Published Mar 28, 2010 10:23 PM

Operation POWER (People Organizing and Working for Empowerment and Respect), a Black grassroots activist organization, held a special International Women’s Day forum March 20 at the House of the Lord Church in Brooklyn, N.Y. March 8 marked the 100th anniversary of the founding of IWD.


Inez Barron, Monica Moorehead, Gwen Debrow,
Collette Pean, New York City Councilperson
Charles Barron and Paul Washington, former
aide to Charles Barron.
Photo: Daniel K. Osei

The program organizers presented awards to three women organizers for “years of dedication and activism” — Pam Africa of the International Concerned Family and Friends of Mumia Abu-Jamal, Collette Pean of the December 12 Movement and Monica Moorehead of Workers World Party. Gwen Debrow from the New York Free Mumia Coalition accepted the award on behalf of Pam Africa.

Debrow spoke about an important mobilization where activists will be traveling to Washington, D.C., on April 26 to demand that the U.S. Department of Justice grant a civil rights investigation on behalf of death row political prisoner Mumia Abu-Jamal. Abu-Jamal, a victim of racist and prosecutorial abuse, is once again facing the real threat of being executed.

Pean spoke on the ongoing efforts by the Brooklyn-based D12 Movement to assist the Haitian people still recovering from the devastating Jan. 12 earthquake. Pean was born in Haiti before her family moved to the U.S. when she was a toddler.

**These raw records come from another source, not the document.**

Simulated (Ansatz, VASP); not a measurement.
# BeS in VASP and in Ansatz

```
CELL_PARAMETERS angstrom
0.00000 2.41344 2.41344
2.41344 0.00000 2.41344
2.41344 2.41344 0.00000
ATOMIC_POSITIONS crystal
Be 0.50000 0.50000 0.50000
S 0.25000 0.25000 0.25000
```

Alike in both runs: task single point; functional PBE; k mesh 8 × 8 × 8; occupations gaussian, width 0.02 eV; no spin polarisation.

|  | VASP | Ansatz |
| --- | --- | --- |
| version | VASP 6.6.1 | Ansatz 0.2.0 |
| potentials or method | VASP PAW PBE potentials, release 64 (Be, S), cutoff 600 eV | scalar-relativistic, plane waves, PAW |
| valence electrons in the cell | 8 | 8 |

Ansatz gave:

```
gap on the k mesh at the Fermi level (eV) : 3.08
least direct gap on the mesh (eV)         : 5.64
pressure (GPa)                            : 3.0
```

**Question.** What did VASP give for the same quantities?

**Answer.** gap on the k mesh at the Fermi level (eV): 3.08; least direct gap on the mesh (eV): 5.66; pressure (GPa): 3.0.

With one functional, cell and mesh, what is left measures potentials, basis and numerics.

Moorehead dedicated her award to two of her mentors who have passed away — Dorothy Ballan, a founding member of WWP, and Consuela Lee, Moorehead’s mother, who was a jazz musician and executive director of the Spring Tree/Snow Hill Institute for the Performing Arts. Moorehead invited the audience to attend the March 27 “Stop the Violence Against Women” march and rally in Manhattan.

The program was chaired by New York State Assemblyperson Inez Barron. Brenda Stokely from the Million Worker March Movement also made remarks.